Arduino Uno voltage regulator gets hot when driving relay

Im tryng to drive a relay with my arduino uno. Im using this circuit found on this page: Only difference is that im using 1N4007 diode what shouldnt make any difference and this relay:

Im powering my circuit and arduino from same 9v adapter and taking 3.3V for relay from arduino 3.3V output.

The problem is that when i power on the relay (turn arduino digital pin 3 high) the voltage regulator on arduino board gets really hot (

Is there something wrong with the circuit or should i use seperate power suplys?

How many amps of current are you drawing?

Data sheet says:

The AMS1117 series of adjustable and fixed regulators are easy to use and are protected against short circuit and thermal overloads. Thermal protection circuitry will shut-down the regulator should the junction temperature exceed 165°C at the sense point.

The power dissipation of the AMS1117 is equal to:

PD = ( VIN - VOUT )( IOUT )

Maximum junction temperature will be equal to:

TJ = TA(MAX) + PD(Thermal Resistance (junction-to-ambient))

Maximum junction temperature must not exceed 125°C.

and Thermal Resistance Control Section -40°C to 125°C SO-8 package j JA= 160°C/W Power Transistor -40°C to 125°C TO-252 package j JA= 80°C/W Storage temperature - 65°C to +150°C SOT-223 package j JA= 90°C/W* * With package soldering to copper area over backside ground plane or internal power plane j JA can vary from 46°C/W to >90°C/W depending on mounting technique and the size of the copper area.

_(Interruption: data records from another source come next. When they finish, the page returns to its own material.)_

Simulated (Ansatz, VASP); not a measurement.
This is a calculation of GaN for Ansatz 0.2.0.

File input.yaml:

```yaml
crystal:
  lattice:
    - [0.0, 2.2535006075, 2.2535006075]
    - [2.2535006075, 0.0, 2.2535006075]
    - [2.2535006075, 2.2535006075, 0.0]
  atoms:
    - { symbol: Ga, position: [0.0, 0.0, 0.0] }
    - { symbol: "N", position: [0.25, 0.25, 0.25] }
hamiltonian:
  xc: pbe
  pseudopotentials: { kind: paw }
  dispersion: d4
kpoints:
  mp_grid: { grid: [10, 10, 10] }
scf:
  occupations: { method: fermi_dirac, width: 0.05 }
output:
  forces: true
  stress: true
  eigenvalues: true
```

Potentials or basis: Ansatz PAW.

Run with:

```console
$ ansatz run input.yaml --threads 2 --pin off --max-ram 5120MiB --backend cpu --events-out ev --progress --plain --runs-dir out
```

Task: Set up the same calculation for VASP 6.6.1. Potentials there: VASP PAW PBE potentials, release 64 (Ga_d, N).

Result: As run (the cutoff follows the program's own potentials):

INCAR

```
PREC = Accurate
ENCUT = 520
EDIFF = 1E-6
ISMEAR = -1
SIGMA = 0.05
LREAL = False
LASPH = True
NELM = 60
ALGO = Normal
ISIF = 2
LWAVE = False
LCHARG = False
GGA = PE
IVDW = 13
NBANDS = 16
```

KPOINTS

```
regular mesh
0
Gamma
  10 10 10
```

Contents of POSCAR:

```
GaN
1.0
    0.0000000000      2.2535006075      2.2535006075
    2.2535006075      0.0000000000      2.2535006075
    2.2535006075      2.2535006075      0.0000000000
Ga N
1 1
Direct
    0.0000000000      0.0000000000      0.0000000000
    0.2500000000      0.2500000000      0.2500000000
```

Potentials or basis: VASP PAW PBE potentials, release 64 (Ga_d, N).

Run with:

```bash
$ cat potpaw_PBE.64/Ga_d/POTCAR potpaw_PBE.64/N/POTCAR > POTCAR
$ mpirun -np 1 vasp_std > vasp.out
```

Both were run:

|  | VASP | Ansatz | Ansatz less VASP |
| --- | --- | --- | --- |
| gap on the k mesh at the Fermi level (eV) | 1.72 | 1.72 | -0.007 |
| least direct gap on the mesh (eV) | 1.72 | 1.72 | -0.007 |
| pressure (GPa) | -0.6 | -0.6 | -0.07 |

Thermal Considerations The AMS1117 series have internal power and thermal limiting circuitry designed to protect the device under overload conditions. However maximum junction temperature ratings of 125°C should not be exceeded under continuous normal load conditions. Careful consideration must be given to all sources of thermal resistance from junction to ambient. For the surface mount package SOT-223 additional heat sources mounted near the device must be considered. The heat dissipation capability of the PC board and its copper traces is used as a heat sink for the device. The thermal resistance from the junction to the tab for the AMS1117 is 15°C/W. Thermal resistance from tab to ambient can be as low as 30°C/W.

That circuit is fine, and a 1n4007 diode is fine too. The problem is that the 5v version of that relay (which I assume is the one you are using) takes 100mA, and the voltage regulator has to pass all of that current. If the regulator gets too hot, it will partially shut down before it gets damaged.

If you want it to run cooler, there are a few solutions:

  1. Use an external 5v regulator with a heat sink instead.

  2. Use the 9v version of that relay instead of the 5v version, and power the relay from 9v instead of 5v.

  3. Use a 5v relay that takes a lower coil current.

  4. If you have connected the 9v adapter to the Vin pin of the Arduino, connect it to the barrel jack instead, so that the protection diode takes some of the power dissipation away from the voltage regulator. If you then connect 2 or 3 1n400x (x = 1 to 7) diodes between the 9v supply and the barrel jack, each diode will take some of the power disspation.

  5. Depending on what you are using the relay to switch, you might be able to use a transistor or mosfet instead, or a solid-state relay (SSR). What are you controlling with the relay?